This is not a marketing post, but I want to say that Light Blue was indeed a first admin dashboard template with a gradient background and transparent widgets. I believe template developers were a bit afraid to experiment with the design, so most of the admin templates at that time looked similar: dark colors for a sidebar and light colors for a content area. If you watch all of these fiction movies, you have probably seen how they operate transparent interfaces in spaceships. So an appearance of this trend in design was a matter of time from our perspective. We made a bet on transparent design and created Light Blue which proved itself successful in the long run.

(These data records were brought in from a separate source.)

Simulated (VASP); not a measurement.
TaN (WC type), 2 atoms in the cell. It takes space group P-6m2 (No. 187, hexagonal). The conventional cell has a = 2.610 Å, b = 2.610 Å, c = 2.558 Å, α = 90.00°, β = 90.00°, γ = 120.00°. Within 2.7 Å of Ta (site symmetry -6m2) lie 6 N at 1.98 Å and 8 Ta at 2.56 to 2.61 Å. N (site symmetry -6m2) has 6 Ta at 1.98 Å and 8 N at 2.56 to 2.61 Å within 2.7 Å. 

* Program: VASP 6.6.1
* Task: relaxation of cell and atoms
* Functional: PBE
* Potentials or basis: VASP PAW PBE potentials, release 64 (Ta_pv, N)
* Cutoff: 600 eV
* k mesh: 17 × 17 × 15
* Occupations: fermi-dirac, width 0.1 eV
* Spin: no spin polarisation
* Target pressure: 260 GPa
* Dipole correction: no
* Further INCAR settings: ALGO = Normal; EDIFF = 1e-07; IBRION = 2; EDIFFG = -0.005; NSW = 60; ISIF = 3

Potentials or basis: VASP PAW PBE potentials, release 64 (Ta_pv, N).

An initial response to Light Blue was excellent. It stayed on top of the marketplace’s front page during a few months and gained lots of sales. I personally felt very proud when I saw other templates getting inspired by a design of Light Blue.
Some template developers went even further and simply copied the design of Light Blue and started selling it on other marketplaces. This, of course, was unacceptable for us, so we had to learn what a DMCA takedown notice is in order to deal with such cases.
During this period we received lots of development inquiries: Light Blue served as a starter project for many companies to build their web apps. It is then we have been approached by large businesses like SC-Networks GmbH in order to build their automation software on top of our template.
The final chart of sales looks as follows:
I tend to credit the high spike of sales at the beginning of the chart to the novelty of design. The more transparent analogs appeared on the market, the lesser sales we had. Sales gradually dropped to around 50 per month and stayed at this level during the last four years. In terms of technologies, Light Blue always supported a recent version of Bootstrap and Javascript frameworks, so it must not be the reason for the drop.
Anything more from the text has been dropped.